He is dead wrong. While is true that Leucippus, Democritus, nor any other ancients performed the type of carefully controlled experiments that mark science today, the idea of atoms did not arise from pure thought alone.

The philosophy of the ancient atomists, in particular Epicurus, was recorded for posterity in the epic poem De rerum natura (The Nature of Things) written in Latin hexameter at the time of Julius Caesar by the Roman Lucretius Carus. The following excerpts make it clear that careful observation played an important part in the thinking of ancient atomists (translation by A. E. Stallings).

Just in case you start to think this theory [atoms] is a lie,

Because these atoms can't be made out by the naked eye,

You yourself have to admit there are particles

Which are but which cannot be seen. . . (I, 165-169)

For example:

Thus clearly there are particles of wind you cannot spy

That sweep the ocean and the land and clouds up in the sky. (I, 277, 278)

Most significantly, in Book II Lucretius adds

There's a model, you should realize,

A paradigm of this that's dancing right before your eyes --

For look well when you let the sun peep in a shuttered room

Pouring forth the brilliance of its beams into the gloom,

And you'll see myriads of motes all moving many ways

Throughout the void and intermingling in the golden rays. (II, 112-117)

...

Such turmoil means that there are secret motions, out of sight,

That lie concealed in matter. For you'll see the motes careen

Off course, and then bound back again, by means of blows unseen. (II, 126-128)
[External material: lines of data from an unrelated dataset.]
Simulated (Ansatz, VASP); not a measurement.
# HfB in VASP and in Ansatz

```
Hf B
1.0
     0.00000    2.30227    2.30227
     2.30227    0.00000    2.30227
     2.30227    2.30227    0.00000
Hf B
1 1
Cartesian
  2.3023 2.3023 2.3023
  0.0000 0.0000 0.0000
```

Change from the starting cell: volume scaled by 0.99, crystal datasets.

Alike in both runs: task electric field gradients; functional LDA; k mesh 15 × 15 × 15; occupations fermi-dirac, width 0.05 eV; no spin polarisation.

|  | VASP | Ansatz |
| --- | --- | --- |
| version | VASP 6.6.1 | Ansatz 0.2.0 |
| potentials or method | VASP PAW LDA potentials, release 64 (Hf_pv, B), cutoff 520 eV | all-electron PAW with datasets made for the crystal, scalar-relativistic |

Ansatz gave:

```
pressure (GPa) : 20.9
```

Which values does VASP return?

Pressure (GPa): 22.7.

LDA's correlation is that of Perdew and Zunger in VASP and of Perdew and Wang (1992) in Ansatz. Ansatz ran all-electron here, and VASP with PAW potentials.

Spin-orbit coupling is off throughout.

This last, remarkable passage precisely describes the Brownian motion that Einstein and Jean Baptiste Perrin used in the early twentieth century to demonstrate conclusively the existence of atoms. Gaston Bachelard has suggested that observations involving dust provided the essential notion of atoms so that it was not just a product of pure thought:

Without this special experience, atomism would never have evolved into anything more than a clever doctrine, entirely speculative, in which the initial gamble of thought would have been justified by no observation. Instead, by virtue of the existence of dust, atomism was able to receive from the time of its inception an intuitive basis that is both permanent and richly evocative.

In his Critique of Pure Reason, Immanuel Kant argued that experience was not the only source of knowledge, that in addition our minds have certain built-in a priori concepts. One of his major examples was our intuition that space is described by Euclidean geometry. Of course, we now know that other geometries exist and that Einstein used non-Euclidean geometry to describe space in his general theory of relativity. So much for what Kant called the synthetic a priori.

Another belief, still common today, is that we can reason ourselves to knowledge about reality. How often have you read "proofs" of the existence, or non-existence, of God or some other deep question? A logical deduction can tell you nothing that is not already embedded in its premises. All a logical deduction does is enable you to determine whether or not some conclusion is consistent with some set of premises.

Today, most physicists and philosophers hold that our only source of knowledge about the world is observation. While scientists use reason and logic, their premises must be based on data. And the justification for this position is not some metaphysical reasoning but the fact that it works.
References
  • Gaston Bachelard, Les Intuitions Atomistiques (Atomistic Intuitions): Essai De Classification, 2nd ed., (Paris: J. Vrin, 1975).
  • Richard P. Feynman, Robert B. Leighton, and Matthew L. Sands. The Feynman Lectures on Physics. New millennium ed. (New York: Basic Books, 2011).
  • Jim Holt. "Physicists, Stop the Churlishness." New York Times, June 10, 2012.
  • A.E. Stallings, and Richard Jenkyns. Lucretius: The Nature of Things. (London; New York: Penguin, 2007).